Is your summer busy enough?

The holiday season is now in full swing – and we’ve even had some sunshine!  If you own a holiday let property how is your diary looking?  I ask because for some underutilized furnished holiday let (FHL) properties, changes to rules from 2012 could start to bite from the current 2014-15 tax year.  Now is a good time to review if you think you’ll keep your FHL status this year and decide if you need to take action. 

What is a FHL?  An FHL is what it says in the name, a fully furnished property generally let out on short term lets to holiday-makers.  However for tax purposes there are a number of other requirements.  The main ones are that the property also has to be available to let - and actually let – as a holiday cottage for certain minimum periods.  If the property is let on longer term lets in the off season there are also limits on this usage. 

Why does this matter?  A qualifying FHL is subject to different tax rules to normal, residential lettings and there are a number of benefits.  Owners of FHL properties are treated for Capital Gains Tax purposes as owning a trading asset so can potentially benefit from Entrepreneurs’ Relief and 10% tax rates on disposal, and tax relief on gifts or sale and reinvestment in further business property.  For income tax purposes there is more flexibility on how profits are shared between joint owners which can help reduce tax bills.  Capital allowances are also available on furnishings in the property.

What are the changes?  Up until 2011-12 the minimum period you actually needed to let an FHL was 70 days (10 weeks) in a tax year.  From 2012-13 this was increased to 105 days (15 weeks). 

Properties outside the ‘honey pot’ areas of central lakes can struggle to meet the stricter targets and therefore risk falling out of the FHL rules and losing the tax benefits. 

Why is this only affecting me now?  The 2012 changes included a ‘period of grace’ where a property could continue to qualify as an FHL provided it qualified in one of the two previous tax years.  So if you qualified under the more relaxed rules in 2011-12 you could elect to keep your FHL status in both 2012-13 and 2013-14 regardless of actual letting days.  This gave time for owners to try and build up lettings. 

However, if you didn’t hit the 105 day letting requirement in 2012-13 or 2013-14, you will have to hit it in 2014-15 or risk losing your FHL status. 
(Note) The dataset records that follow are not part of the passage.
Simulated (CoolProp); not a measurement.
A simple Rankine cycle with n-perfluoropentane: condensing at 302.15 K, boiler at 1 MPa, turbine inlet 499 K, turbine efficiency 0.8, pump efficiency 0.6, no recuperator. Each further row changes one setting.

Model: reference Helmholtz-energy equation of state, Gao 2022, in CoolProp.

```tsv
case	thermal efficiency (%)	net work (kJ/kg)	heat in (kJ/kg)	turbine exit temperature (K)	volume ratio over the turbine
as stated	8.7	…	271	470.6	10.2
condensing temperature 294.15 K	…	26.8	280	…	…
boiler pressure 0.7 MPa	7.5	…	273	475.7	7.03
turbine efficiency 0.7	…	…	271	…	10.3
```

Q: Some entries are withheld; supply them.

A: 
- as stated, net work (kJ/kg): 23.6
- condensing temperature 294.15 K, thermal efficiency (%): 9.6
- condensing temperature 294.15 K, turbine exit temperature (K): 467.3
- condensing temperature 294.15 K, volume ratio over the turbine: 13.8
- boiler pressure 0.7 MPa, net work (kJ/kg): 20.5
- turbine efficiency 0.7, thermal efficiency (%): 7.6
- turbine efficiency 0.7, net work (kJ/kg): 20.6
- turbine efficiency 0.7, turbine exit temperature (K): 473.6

What about multiple properties?  For owners with more than one holiday property there is a second option for hitting the minimum letting periods as you are allowed to average the letting days over two or more properties.

With the potential for lettings over the next few weeks, now is a good time to review the position while you can still do something about it, rather than finding out next April when it will be too late.